Partsch: You get a trophy! And you get a trophy!
Gazette Managing Editor Raymond Partsch III
That is the number of postseason victories that high school basketball teams here in the state of Louisiana previously needed to place themselves into the state quarterfinals. That was the goal for the majority of programs from New Orleans to Monroe which was to get to the quarterfinals with a chance of advancing to the Top 28.
To even have that chance a team needed to win two games. As of now, the number two is the not-very-insurmountable amount of victories that will be needed for some teams to be crowned as a state champion.
The raging dumpster fire better known as the split of the Louisiana High School Athletic Association into select and non-select classification has now set fire to the state’s basketball tournaments, which to be honest was already bloated with too many classifications to begin with.

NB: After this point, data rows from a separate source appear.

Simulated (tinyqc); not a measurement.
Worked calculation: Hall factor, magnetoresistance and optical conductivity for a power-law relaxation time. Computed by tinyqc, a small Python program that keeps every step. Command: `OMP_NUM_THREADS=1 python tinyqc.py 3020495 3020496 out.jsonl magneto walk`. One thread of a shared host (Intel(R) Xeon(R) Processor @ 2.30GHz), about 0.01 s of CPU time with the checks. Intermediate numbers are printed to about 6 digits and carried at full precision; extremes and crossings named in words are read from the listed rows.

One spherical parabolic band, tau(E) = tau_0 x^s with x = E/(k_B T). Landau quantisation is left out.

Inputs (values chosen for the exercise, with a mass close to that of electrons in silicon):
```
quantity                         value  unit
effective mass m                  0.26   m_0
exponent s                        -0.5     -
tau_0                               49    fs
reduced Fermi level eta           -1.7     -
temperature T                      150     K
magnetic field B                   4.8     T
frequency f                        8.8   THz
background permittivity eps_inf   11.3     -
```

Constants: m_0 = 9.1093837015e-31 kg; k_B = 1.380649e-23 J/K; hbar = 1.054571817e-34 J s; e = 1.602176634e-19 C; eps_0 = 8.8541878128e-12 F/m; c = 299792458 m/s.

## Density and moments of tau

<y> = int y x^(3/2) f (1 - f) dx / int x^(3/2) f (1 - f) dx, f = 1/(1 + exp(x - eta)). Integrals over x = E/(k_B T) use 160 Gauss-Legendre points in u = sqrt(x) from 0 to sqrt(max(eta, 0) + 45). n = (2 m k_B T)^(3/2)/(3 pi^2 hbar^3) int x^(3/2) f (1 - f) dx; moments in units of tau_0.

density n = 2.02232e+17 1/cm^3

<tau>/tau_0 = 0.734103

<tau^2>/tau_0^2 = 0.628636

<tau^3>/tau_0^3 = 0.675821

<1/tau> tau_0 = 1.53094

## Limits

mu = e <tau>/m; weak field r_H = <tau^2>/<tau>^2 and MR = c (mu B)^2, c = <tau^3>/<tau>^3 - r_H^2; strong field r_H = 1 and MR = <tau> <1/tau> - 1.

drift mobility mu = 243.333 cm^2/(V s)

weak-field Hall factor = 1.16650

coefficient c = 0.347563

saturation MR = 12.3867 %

In a little more than a few weeks from now, a dozen high school girls basketball teams will stand at center court inside the University Center on the campus of Southeastern Louisiana and will be presented with championship hardware. The boys will be playing out that same scenario a week later over in Lake Charles.
Remember when Oprah Winfrey used to yell at her audience members and proclaim ‘you get a car’ and ‘you get a car.’ Yeah, that’s basically what championship weekend will look like for the LHSAA.
Here’s a number for you.
This past Monday, the brackets for all 12 classifications were released and a total of 283 teams earned playoff berths. 283!
That means that 77 percent of all the girls teams in the state that play on the hardwood are in the playoffs. As you can imagine that produces not-so entertaining matchups.
The non-select brackets are filled with lopsided matchups that would normally not occur prior to the split. For example, Class 4A has 51 schools that play basketball, but only 32 made the playoffs. The problem is that nearly two dozen select teams that used to call that classification home are no longer in that bracket due to the split.
That results in an opening-round game between a team with a 21-1 overall record (Loranger) taking on a team with 17 losses (Opelousas).
Those are the types of early-round matchups that used to be exclusively held for Classes B and C, which pretty much took every team they could into the bracket and had multiple teams received first-round byes. This year it is no different as those two classes combine for 51 playoffs teams, with 13 of them earning first-round byes.
Those kinds of matchups water down the non-select brackets, but that pales in comparison to the absolute disaster that are the select brackets.
First of all, there are only 83 select schools that take part in athletics in the state. Yet we have five different and unnecessary classifications for the playoffs,
Divisions II, III and IV combined have 35 teams that received first-round byes. Division I meanwhile (the largest student population wise of the select schools) and Division V (the smallest) will feature 15 teams with double byes.
Which means that those programs won’t even have to play a game for about two weeks. And when they do they only have to play and win two to bring home a piece of hardware that proclaims them as state champions.
I fully understand and appreciate that the games still have to be played (this is the plan in front of them), and that those girls and boys will still have to execute their coaches game plans on the court to end their season’s as champions, which will undoubtedly inspire a swell of pride amongst the student body, families and faculty.
And dare I say, that I even understand the whole push to cause the split in the first place, which is deeply rooted with John Curtis and later Evangel Christian dominating the sport of football for decades in multiple classifications.
But this is gotten out of hand. The LHSAA’s playoffs have become a sideshow of ridiculousness and embarrassment. This not only shames the teams involved, but also the state’s governing body for high school athletics.
Not even the most devoted and energetic cheerleader of the split can sit there with a straight face and state that a team that wins only two playoff games is deserving of being crowned a true champion. Or that a state with this population and talent level needs 12 state basketball champions.
It fundamentally goes against everything that we are taught about sportsmanship and athletics. The whole debacle is nothing more than a participation trophy mentality amplified -- gone wild on many cans of Red Bull and far too many doses of Adderall.
So since it appears that the state has no choice but to embrace this mess for now, may I be so bold to make a recommendation.
Since we are going to be handing out trophies like bobble heads at a minor league baseball game, then why don’t we get a few more engraved pieces of hardware?
I say let’s make trophies for the few very deserving teams that decided for whatever reason not to take part in the girls basketball playoffs, teams like the Academy of Sacred Heart-Grand Coteau (1-14), Sicily Island (1-26) and Doyline (0-24).
I say they deserve a trophy for not further watering down of our state’s high school playoffs. I mean, if we are going to take the time to crown a team a champion for winning two playoff games, then we can surely honor the ones who refused to take part.